I am following Gina’s weaning book for my 8 month old baby, and so far she is happily eating everything. I would love to be able to feed the whole family the same meals and am at the end of my tether with my eldest, who makes it difficult for us to eat out (without taking a separate meal for her) and have friends/family round (this often causes a scene).
I try to ensure that my daughter is getting food from all the food groups, but I worry a lot that her eating habits are affecting her growth and that she doesn’t seem to be eating any larger portion sizes as she gets older. My daughter is 2 yrs 7mths and at present weighs 1.5stone.
Getting your daughter more interested in food could help her. As she is now old enough to be able to help you prepare meals, encourage her to be your helper. There are plenty of children’s cooking sets available with aprons, spoons and child-sized tins which you could give her to make her position as “helper” important.
Think of ways to make food attractive to her. Use a pizza base and get decorating together. A face is easy to make, using slices of tomato, strips of pepper and grated cheese. If your baby is ready to eat things like this, get your daughter to make her siblings food as well as her own. This will help her to see preparing food and eating as a social activity.
Using simple cake mixes can be a fun activity for a rainy afternoon, but you could also make up some pastry which she could roll and cut out into tart shapes. You could bake these blind and then fill them with fruits and a jam glaze, or make up a quiche-type filling and bake them for the children’s tea.
Look in simple cookery books for ideas. Your daughter could choose something she likes the look of and could help make it for the family. Although you will probably need to do most of the “cooking”, there will be always be some things your daughter could help with.
Encouraging your daughter to be more interested in food generally, getting her to help shop and prepare for meals, could help her be more interested in eating the same things as the rest of the family.

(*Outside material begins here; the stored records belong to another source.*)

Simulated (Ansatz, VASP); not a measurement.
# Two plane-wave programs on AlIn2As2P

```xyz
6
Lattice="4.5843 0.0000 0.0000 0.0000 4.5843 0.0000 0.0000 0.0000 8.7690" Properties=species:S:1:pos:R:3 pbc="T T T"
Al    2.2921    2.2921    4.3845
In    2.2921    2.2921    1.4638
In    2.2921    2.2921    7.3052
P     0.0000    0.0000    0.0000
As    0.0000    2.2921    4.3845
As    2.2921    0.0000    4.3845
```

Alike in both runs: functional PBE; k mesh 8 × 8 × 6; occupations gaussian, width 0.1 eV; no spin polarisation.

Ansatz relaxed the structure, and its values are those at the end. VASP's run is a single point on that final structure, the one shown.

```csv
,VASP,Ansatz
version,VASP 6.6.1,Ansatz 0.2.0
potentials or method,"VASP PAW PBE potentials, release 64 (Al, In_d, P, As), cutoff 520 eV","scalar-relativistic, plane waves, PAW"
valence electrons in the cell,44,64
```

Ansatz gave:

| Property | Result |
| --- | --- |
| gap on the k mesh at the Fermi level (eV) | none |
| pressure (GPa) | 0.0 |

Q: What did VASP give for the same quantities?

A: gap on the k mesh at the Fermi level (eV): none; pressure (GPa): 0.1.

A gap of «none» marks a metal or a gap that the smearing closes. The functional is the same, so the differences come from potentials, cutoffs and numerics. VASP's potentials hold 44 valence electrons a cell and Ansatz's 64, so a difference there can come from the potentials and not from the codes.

Let her have a picnic type tea with her toys, where she decides what to serve and let her decide what her friends are served when they come round for tea. In general, getting your daughter a little more involved in the preparation of food, should help her be a little more adventurous in eating a wider variety of foods. Using the foods she does like in different ways, may be a challenge to you, but help her accept different foods such as the ones served at nursery. Finding books about where food comes from, and beginning to compile a scrapbook of favourite recipes, will all help. You could photograph a meal she has helped to make and write out the recipe, so she recalls the pleasant times that eating as a family brings. Taking the tension out of mealtimes is never easy, especially with a child who has a small appetite, but once you begin to find ways to make food and its preparation more appealing to her, you should find she is more willing to experiment.